On June 14 — Flag Day, and just in time for Father’s Day — two former Montford Point Marines will receive posthumous honors and replicas of the Congressional Gold Medal. 

Family members of the marines will accept the replicas on behalf of their fathers, Gunnery Sgt. Lewis Monroe Alexander Jr., who served in the Marshall Islands from 1942 to 1945, and Cpl. Willie Gus Talley, who served from 1943 to 1946 and faced combat in Okinawa. The ceremony will take place at 2 p.m. at the Veteran Administration offices at 3900 Woodland Ave. 

Alexander told his family about his time on the Marshall Islands, but rarely mentioned his training at the segregated Montford Point facility. Montford was located just a few miles from Marine Corps Base Camp Lejeune in Jacksonville, North Carolina, where white Marines trained. 

Alexander’s daughter, Lewisene Jordan, of Lafayette Hill, said, “Being a Marine was very important to him. He was very proud.” 

Segregation in the Marine Corps

Between 1942 and 1949, nearly 20,000 Black men completed Marine recruit training at Montford Point. They broke the color barrier by enlisting in the last branch of the United States’ armed services to enlist Black recruits. 

For decades, the Marines refused to admit Black men. That changed following President Franklin Delano Roosevelt’s executive order, signed in 1941, banning race-based exclusion from service in the military and employment in defense industries.  
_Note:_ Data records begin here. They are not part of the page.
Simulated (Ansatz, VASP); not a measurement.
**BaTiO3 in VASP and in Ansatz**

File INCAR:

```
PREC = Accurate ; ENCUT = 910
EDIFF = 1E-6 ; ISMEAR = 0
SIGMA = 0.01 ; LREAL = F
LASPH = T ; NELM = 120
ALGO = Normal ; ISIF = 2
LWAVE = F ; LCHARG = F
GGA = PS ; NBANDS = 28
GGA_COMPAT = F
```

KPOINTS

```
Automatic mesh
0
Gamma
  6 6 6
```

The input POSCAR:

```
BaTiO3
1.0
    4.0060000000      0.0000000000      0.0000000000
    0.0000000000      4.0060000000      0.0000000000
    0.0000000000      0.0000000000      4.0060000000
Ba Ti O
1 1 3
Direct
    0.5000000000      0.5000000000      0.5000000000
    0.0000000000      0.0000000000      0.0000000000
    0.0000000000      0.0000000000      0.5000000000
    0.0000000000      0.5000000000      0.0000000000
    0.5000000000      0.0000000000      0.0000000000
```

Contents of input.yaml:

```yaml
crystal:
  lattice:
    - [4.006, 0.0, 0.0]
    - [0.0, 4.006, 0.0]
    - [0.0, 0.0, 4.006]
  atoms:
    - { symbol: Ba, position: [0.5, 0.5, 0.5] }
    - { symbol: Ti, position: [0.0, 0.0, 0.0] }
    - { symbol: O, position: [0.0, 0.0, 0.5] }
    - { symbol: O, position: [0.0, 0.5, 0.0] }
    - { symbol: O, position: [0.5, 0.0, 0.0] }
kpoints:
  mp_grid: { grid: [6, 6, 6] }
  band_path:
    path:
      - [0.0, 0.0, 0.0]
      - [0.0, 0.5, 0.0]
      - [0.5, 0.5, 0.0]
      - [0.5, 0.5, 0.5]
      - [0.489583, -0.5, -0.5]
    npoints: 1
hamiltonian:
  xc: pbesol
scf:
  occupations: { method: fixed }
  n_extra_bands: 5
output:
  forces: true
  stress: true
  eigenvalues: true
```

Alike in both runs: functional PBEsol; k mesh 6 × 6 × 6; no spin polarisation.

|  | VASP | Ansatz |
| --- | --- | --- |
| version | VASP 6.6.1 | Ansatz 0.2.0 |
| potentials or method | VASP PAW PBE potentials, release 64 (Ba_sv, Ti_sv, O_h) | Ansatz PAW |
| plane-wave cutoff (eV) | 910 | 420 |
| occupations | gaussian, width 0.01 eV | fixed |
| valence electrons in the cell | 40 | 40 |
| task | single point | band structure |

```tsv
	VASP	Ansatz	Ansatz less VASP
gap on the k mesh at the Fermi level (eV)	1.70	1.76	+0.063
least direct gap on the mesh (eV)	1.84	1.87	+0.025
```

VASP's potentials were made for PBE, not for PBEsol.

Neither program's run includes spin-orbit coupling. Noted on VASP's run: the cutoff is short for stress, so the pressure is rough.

However, conditions for the Black Marines were deplorable, said Joe Geeter, the current president of the Philadelphia chapter of the National Montford Point Marine Association, and a past national president of the organization.  

While in training, the group lived in prefabricated huts made of corrugated metal without running water or bathrooms. In 1948, President Harry S. Truman signed an executive order calling for Black and white Marine recruits to train together. The first integrated Marine boot camps began in 1949. 

The association was founded in Philadelphia in 1965. Like Geeter, many of its members are former Marines who did not train at Montford Point, but choose to support and recognize those servicemen that did. 

In 2012, the Montford Point Marines were collectively awarded the Congressional Gold Medal, which, along with the Presidential Medal of Freedom, are the country’s highest civilian honors.  

About 400 Montford Point Marines attended the 2012 ceremony in Washington, D.C. Geeter said there are about 200 surviving Montford Pointers in the United States and only four living in the Philadelphia area.  

He noted that two Philadelphia Montford Pointers, Corporal Leroy Artison and Corporal Abner Younger, both died May 27, and their funerals were held June 10. 

Divine intervention?

When the Gold Medal replicas were awarded in 2012, Alexander’s family received only a certificate acknowledging her father’s service, Jordan said. She was told that only living Montford Pointers could receive the Gold Medal replicas. Her father, born in 1912, died in 2010 at age 98. 

Jordan, a retired Philadelphia elementary school principal, said, “I was angry and I was disappointed that my father wasn’t alive to see the recognition the Marines received in Washington.” 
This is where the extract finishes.